Mexico offers SA important lessons

Published Nov 2, 2014

Share

Mexican President Enrique Pena Nieto has achieved an international reputation for swiftly carrying out the sort of sweeping reforms which South Africa seems to be balking at.

In under two years in office, Nieto, 48, has admitted private companies, including foreigners, into the previously state-monopolised energy industry, has liberalised the previously rigid labour market, has faced down the powerful teachers’ union by introducing mandatory evaluations for teachers and has liberalised telecoms which had been a virtual monopoly, among many other reforms.

The labour market and education reforms were particularly impressive since Nieto represents the Institutional Revolutionary Party (PRI) which, like the ANC, has historically been strongly supported by the unions.

On a visit to South Africa earlier this month to co-chair, with his South African counterpart Maite Nkoana-Mashabane, the second Binational Commission between the two countries, Mexican foreign minister Jose Antonio Meade said his government was eager to share its experiences with the South African government on how to tackle their common problems of poverty and inequality.

He added, perhaps diplomatically, that his government was also keen to learn from South Africa’s experiences.

Meade said Nieto had resorted to the internal structural reforms to boost Mexico’s growth because the country had exhausted other instruments, such as looser fiscal and monetary policy and opening up the global market.

Nieto’s structural reforms “touched on almost every element of our economic architecture”, Meade said.

The biggest reform was to the energy industry which had been a state monopoly since 1938.

Meade said that a regime created over 70 years ago clearly did not allow Mexico to take full advantage of its energy resources.

And so Nieto changed the constitution to enable the state to license private, including foreign, energy companies to exploit the country’s oil, gas and other energy resources – though the state remained the owner of the resources themselves, Meade stressed.

The aim of the reforms was to attract more international capital and technology into a moribund industry which was still key to Mexico’s economy even though it had diversified so much that commodity exports now constituted only 20 percent of all exports.

Another major reform, clearly relevant to South Africa, which Nieto pushed through was to the labour market making contracting more flexible but also providing more protection, especially to women.

“So today we have more flexible labour markets than we did in the past,” Meade said.

That was boosting employment and so, for example, in September, 185 000 new jobs had been created in the formal economy, “the third-largest job creation in a month that we have had in our history”.

And South Africa clearly also should be studying Nieto’s substantial educational reforms – essentially introducing mandatory evaluations of teachers’ abilities – which broke the power of the teachers’ union – the equivalent of Sadtu – which had such a stranglehold on education that some teachers were bequeathing jobs to their offspring.

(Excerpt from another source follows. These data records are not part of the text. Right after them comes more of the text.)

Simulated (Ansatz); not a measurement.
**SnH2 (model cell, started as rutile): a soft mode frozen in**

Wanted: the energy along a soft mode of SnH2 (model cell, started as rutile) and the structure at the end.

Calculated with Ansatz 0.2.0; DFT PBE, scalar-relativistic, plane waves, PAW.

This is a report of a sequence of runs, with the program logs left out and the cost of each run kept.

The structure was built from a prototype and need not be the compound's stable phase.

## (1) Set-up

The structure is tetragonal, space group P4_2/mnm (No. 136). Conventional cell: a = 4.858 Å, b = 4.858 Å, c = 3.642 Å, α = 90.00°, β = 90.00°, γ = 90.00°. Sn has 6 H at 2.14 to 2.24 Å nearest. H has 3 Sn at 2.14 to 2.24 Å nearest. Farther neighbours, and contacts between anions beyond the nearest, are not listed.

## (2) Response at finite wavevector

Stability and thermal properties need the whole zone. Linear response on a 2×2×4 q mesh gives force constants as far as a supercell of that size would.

Remarkably Nieto pushed through these tough reforms against very powerful interest groups without enjoying majority support at the polls, by building alliances with opposition parties in Parliament.

Nieto has been criticised, especially from the left, by those who contend his reform programme is only benefiting a small elite at the expense of the majority.

Mexico for the first time is earning A-investment ratings from international credit rating agencies but his local popularity rankings have slipped.

Meade acknowledges that inequality is still a problem in Mexico as it is in Latin America in general.

But he said Mexico was one of the Organisation for Economic Co-operation and Development (OECD) countries that had been able to reduce inequality the most over the last four or five years.

“That trend will continue and will be fostered by the reforms. Because the idea behind the reforms is precisely to open up many of the elements that were previously in control of few, to be part of everyday life in Mexico.”

That was the spirit behind the anti-trust reform, behind the fiscal reform, which made the tax system more progressive; and behind the telecommunications and even energy reforms.

Nieto’s anti-trust reform made it harder for private companies to collude in setting prices.

The telecommunications reform has broken up the virtual monopoly on telephony which Carlos Slim, Mexico’s richest person and the world’s second-wealthiest, had enjoyed since the state telephone company was privatised two decades ago.

“In a way it was the large players in Mexico who were able to find ways to go around the inefficiencies within the energy sector,” Meade said. “And the fact that we have now moved into a better regulatory framework will allow for those benefits to be more widely spread.”

And he said Nieto had also introduced social reforms, not only improving education but health care and unemployment benefits too. It had also introduced important political reforms to strengthen democratic institutions.

The sceptics are growing fewer but they still question whether Nieto will be able to implement his ambitious reforms.

Meade acknowledged that Nieto and the party had to pay a high political price for the reforms because they were broad and structural. And the returns on these investments were necessarily delayed.

“But I think that as the reforms start to work and we are beginning to see that in some of the numbers, the president is recuperating part of that political capital. And the country has moved towards generating better numbers and the reforms are starting to provide a positive result for Mexico and the Mexicans. We think that is what is striking in the case of Mexico is not the reforms that we did today, but the fact that we took so long in doing them.”

Meade also dismissed criticism that Nieto was not putting as much effort into fighting Mexico’s notorious and violent drug cartels as his predecessor, Felipe Calderon, had.

Meade said Nieto’s emphasis was different, relying more on intelligence and social programmes for the worst regions, but that he had achieved better results.

Drug violence had peaked in 2011 and had since decreased “quite dramatically”.

“Almost all of the heads of all the cartels have been dismantled with higher degree of use of intelligence... many of the cartel heads have been apprehended without a single shot being fired,” he said, referring particularly to Joaquin “El Chapo” Guzman, head of the Sinaloa cartel, and Miguel Angel Trevino Morales, head of Los Zetas cartel.

But Mexico still has much to do to solve the drug violence, as emerged last month when 43 students who were protesting against the links between the mayor of the city of Iguala and the local drug cartel disappeared.

Meade acknowledged such pockets of drug violence still plagued the country.

The federal government was doing all it could to find the students and to ensure action against any local government officials involved. Already 22 local police officers had been arrested.

A week after he spoke the country’s attorney-general issued arrest warrants for Iguala mayor Jose Luis Abarca, saying he was suspected of having arrested the students and handing them over to the drug cartel.

Meade said that Mexico and South Africa faced many similar challenges, including poverty, inequality and how to design public policy to address those challenges.

He agreed that Mexico’s reforms of the energy industry, the labour market and education were critical to South Africa as they were to Mexico.

“And we are willing to share to see if South Africa finds value in that,” he said.